The News
Tuesday 05 of November 2024

Venezuela's Steep Prices, Scarcities Open the Way for Cardboard Coffins


Alejandro Blanchard introduces a cardboard coffin to potential customers at a mortuary in Valencia August 25, 2016,photo: Reuters/Marcos Bello
Alejandro Blanchard introduces a cardboard coffin to potential customers at a mortuary in Valencia August 25, 2016,photo: Reuters/Marcos Bello
Made of recycled corrugated fiberboard, the bio-coffin is light, can hold up to 230 kilos and can be put together in less than 10 minutes

When Venezuelan entrepreneurs Alejandro Blanchard and Elio Angulo decided to create cardboard coffins, they were looking for an ecological selling point to compete against classic wood and brass caskets.

Three years on, with the oil-rich country mired in deep economic crisis, their “bio-coffins” are becoming a viable option because of high prices for wooden coffins and shortages of brass ones.

Blanchard and Angulo are offering their product in funeral homes in Venezuela, home to one of the world’s highest murder rates, and business is looking promising.

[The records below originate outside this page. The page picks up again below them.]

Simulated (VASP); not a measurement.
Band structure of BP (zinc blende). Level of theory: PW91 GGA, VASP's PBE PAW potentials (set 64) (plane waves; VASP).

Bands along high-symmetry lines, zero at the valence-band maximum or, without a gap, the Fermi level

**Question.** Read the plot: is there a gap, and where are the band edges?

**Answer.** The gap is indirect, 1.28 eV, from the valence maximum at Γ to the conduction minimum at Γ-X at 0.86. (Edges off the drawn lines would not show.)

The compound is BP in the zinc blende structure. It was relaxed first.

“Death impoverishes the masses … and the bio-coffin is a solution for this crisis Venezuela is suffering,” said Blanchard before presenting his goods in a funeral home in the central city of Valencia.

Biodegradable coffins are in vogue in Europe and the United States, but they are also finding a niche in Venezuela in the face of shortages, triple-digit annual inflation and a deep recession.

A wooden coffin in Venezuela can cost 280,000 bolivars, equivalent to about a year of earnings at minimum wages and about four times that of a biodegradable coffin.

“The bio-coffin can reduce funeral costs by around 80 percent,” said Miguel Salazar, the president of a funeral home network in central Venezuela, after watching a presentation about the coffin.

Made of recycled corrugated fiberboard, the bio-coffin is light, can hold up to 230 kilos (500 pounds) and can be put together in less than 10 minutes.

Three hundred bio-coffins can be made with the number of trees required to build a single wooden coffin and require about half the amount of fuel during cremation. Blanchard and Elio Angulo say they have received orders from Colombia, Ecuador and Peru.

While the crisis is set to drive the coffins’ popularity at home, Blanchard, who runs an environmental non-governmental organization, hopes the trend will also raise ecological consciousness.

“When we conserve the environment, we help preserve life: the living are the most valuable, not the dead,” he said.